IN AGRICULTURAL SOCIETIES the end of the harvest means that the workers could relax, celebrate and give thanks. In Judaism this is marked by the Feast of Sukkoth (tents or tabernacles), which celebrates God as the One who provided for the Israelites in the wilderness and who continues to provide for His people to this day. While the Temple stood, Sukkoth was one of the “pilgrimage feasts,” occasions when Jews were expected to visit Jerusalem and make their offerings at the temple.
One of the ceremonies performed daily in the temple during this feast celebrated how God provided water in the desert for the Israelites fleeing Egypt. A golden decanter of spring water would be brought in a joyful procession from the Pool of Siloam to the temple and poured by a priest into a precious vessel which drained over the altar.
This ceremony was accompanied by prayers for a fertile year ahead. People also prayed for the coming of the Messiah for, as Isaiah prophesied, on that day “with joy you will draw water from the wells of salvation” (Isaiah 12:3). What a shock it must have been to the fervent Jews taking part in this ceremony to see Jesus call attention to Himself: “On the last day, that great day of the feast, Jesus stood and cried out, saying,‘If anyone thirsts, let him come to Me and drink…’” (John 12:37). As God had provided water in the wilderness, so Jesus would quench the thirst of those seeking salvation. As we sing on the Feast of Mid-Pentecost, “As a river of divine glory, the Lord gives streams of goodness to all and calls out: ‘All who thirst, come to Me and drink deeply, because I am the Fountain of compassion and the Ocean of mercy’” (Sticheron at Vespers).
Rivers of Living Water
Jesus’ next words would have been even more startling: “He who believes in Me, as the Scripture has said, out of his heart will flow rivers of living water” (v. 38). Water was never abundant in the Middle East; nevertheless, both Jews and Christians emphasized that for religious purposes fresh, running (“living”) water was the most fitting image, as standing water was not life-giving. Thus the first-century book of Church order, the Didache, instructs: “After the foregoing instructions, baptize in the name of the Father, and of the Son, and of the Holy Spirit, in living [running] water. If you have no living water, then baptize in other water, and if you are not able in cold, then in warm. If you have neither, pour water three times on the head, in the name of the Father, and of the Son, and of the Holy Spirit” (Didache 7:1).
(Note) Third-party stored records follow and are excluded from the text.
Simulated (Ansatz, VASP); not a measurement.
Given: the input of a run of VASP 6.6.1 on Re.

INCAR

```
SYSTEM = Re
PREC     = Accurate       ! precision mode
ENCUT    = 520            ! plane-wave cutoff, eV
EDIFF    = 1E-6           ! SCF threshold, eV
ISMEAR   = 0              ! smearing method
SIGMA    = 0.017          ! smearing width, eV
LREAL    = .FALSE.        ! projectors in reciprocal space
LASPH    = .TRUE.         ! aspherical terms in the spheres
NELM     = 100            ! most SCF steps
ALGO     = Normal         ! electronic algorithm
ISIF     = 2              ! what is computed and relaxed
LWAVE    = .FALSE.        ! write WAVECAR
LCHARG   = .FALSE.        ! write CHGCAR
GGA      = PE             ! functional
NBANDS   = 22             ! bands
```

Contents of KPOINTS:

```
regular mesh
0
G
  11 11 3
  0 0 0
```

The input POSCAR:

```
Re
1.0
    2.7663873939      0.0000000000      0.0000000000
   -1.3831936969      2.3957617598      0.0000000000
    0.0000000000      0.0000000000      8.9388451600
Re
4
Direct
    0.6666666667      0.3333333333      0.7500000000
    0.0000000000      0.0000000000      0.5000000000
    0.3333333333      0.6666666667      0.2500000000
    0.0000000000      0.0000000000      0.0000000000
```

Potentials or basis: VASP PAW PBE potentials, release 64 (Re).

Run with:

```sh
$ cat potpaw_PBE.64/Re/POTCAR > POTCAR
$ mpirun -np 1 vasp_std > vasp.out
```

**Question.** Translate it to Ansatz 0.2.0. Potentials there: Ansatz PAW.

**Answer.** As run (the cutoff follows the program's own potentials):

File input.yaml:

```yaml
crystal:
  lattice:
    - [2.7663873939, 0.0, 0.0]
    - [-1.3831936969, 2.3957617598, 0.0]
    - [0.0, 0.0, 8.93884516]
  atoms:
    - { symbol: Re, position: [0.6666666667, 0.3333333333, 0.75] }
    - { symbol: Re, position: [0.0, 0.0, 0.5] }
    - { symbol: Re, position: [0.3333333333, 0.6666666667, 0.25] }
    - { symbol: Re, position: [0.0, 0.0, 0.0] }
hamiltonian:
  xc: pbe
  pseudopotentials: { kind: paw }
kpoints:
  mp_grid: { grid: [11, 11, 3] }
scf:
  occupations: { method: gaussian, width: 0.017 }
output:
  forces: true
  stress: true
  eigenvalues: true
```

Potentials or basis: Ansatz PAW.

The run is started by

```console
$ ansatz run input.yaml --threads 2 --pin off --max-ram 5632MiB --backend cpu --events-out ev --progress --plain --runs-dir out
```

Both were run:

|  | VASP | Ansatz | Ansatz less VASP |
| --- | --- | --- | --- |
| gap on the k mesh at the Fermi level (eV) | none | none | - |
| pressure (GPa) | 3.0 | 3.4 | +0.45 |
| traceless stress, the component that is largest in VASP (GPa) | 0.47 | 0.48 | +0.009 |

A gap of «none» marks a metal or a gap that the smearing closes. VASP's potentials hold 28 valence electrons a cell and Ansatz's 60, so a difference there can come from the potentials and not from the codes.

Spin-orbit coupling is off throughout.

In our era people used to Biblical citations assume that the Lord Jesus is quoting some Scripture verse in v. 38 cited above. But, as St John Chrysostom and other Fathers pointed out, “Out of his heart will flow rivers of living water” is not a verse from any Biblical book. Rather the Lord is referring to a whole range of Scriptures which make numerous references to the Messiah as the source of the life-giving Spirit.
During the exodus from Egypt Moses brought forth water from a rock at God’s command, an event remembered and celebrated in both the Torah and the Psalms. St Paul would say that this was the Word of God, even before His incarnation, who was caring for his people: “For they drank of that spiritual Rock that followed them, and that Rock was Christ” (1 Corinthians 10:4).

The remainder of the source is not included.